By Shino - 26/06/2018 19:00

Today, my fiancé's mother made him pack his stuff and move to Montana while I was at work. I came home to a half-written note because she wouldn’t let him finish. We own a house together. FML
I agree, your life sucks 4 473
You deserved it 468

Same thing different taste

Top comments

It’s easier to dump a mama’s boy than divorce a mama’s boy, and both of those are easier than trying to change a mama’s boy.

If his mother can "make him" uproot his and your life like that (or if he's willing to do it and then blame his mother) then just thank your lucky stars you found out before you married him. If his name's on the house, work on getting it signed over to yourself ASAP.

Comments

If his mother can "make him" uproot his and your life like that (or if he's willing to do it and then blame his mother) then just thank your lucky stars you found out before you married him. If his name's on the house, work on getting it signed over to yourself ASAP.

thatslifeiguess7 16

Yeah I agree I was married to a Mama's boy for years and then her and her daughter's made my life a living hell for years

Zekfen 17

The real question is, how much is that ring worth? Enough that you can cash it? Tell him your mother made you sell it so you can’t return it.

Well legally he broke the contract, so she keeps the ring

Lora Wood 11

I think Mom made him because she has ALL the money.

It’s easier to dump a mama’s boy than divorce a mama’s boy, and both of those are easier than trying to change a mama’s boy.

You could follow him and become Hannah Montana and have the best of both worlds. If his mom will let you...
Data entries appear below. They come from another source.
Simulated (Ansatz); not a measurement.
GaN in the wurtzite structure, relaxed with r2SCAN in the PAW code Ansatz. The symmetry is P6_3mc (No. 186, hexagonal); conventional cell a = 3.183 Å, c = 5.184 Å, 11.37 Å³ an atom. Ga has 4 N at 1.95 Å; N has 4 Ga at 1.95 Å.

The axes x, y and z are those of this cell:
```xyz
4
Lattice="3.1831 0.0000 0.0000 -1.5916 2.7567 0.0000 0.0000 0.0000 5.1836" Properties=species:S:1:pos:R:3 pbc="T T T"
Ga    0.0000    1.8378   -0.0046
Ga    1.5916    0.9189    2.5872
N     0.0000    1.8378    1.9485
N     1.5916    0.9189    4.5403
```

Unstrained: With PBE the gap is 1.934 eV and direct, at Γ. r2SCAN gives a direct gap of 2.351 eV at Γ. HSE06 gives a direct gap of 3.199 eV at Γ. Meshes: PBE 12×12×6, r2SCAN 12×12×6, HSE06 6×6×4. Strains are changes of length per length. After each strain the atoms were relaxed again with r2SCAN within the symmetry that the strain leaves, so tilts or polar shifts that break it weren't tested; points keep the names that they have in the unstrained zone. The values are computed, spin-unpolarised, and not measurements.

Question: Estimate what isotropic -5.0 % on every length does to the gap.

Unless she had a gun, there's no excuse for this nonsense.

boopingsnoot 24

File a missing persons report or even kidnapping. She wouldn’t even let him finish the note? If he co-owns a house then he’s an adult, she has no legal power to force him to move.

Lobby_Bee 17

Make sure you throw away all of his panties.

You may want to remind him that he’s an adult.

So, either he's so co-dependent with his mother that he actually felt he still has 0 power whatsoever over his life (can't even finish a note) or he was so terrified of commitment that he desperately leaped at the first excuse to get the heck out of there without even trying to communicate and work it out with you. Either way you slice it, the very basic foundation of any healthy relationship is healthy communication. If he can't practice that with you now, the marriage was doomed from the outset. Maybe in a few years when he grows up, IF he grows up, he might be ready for marriage, but for right now it sounds like you both need very different things in your life than the other is able/willing to offer. I really wish you luck on your journey from here on out. Live and learn.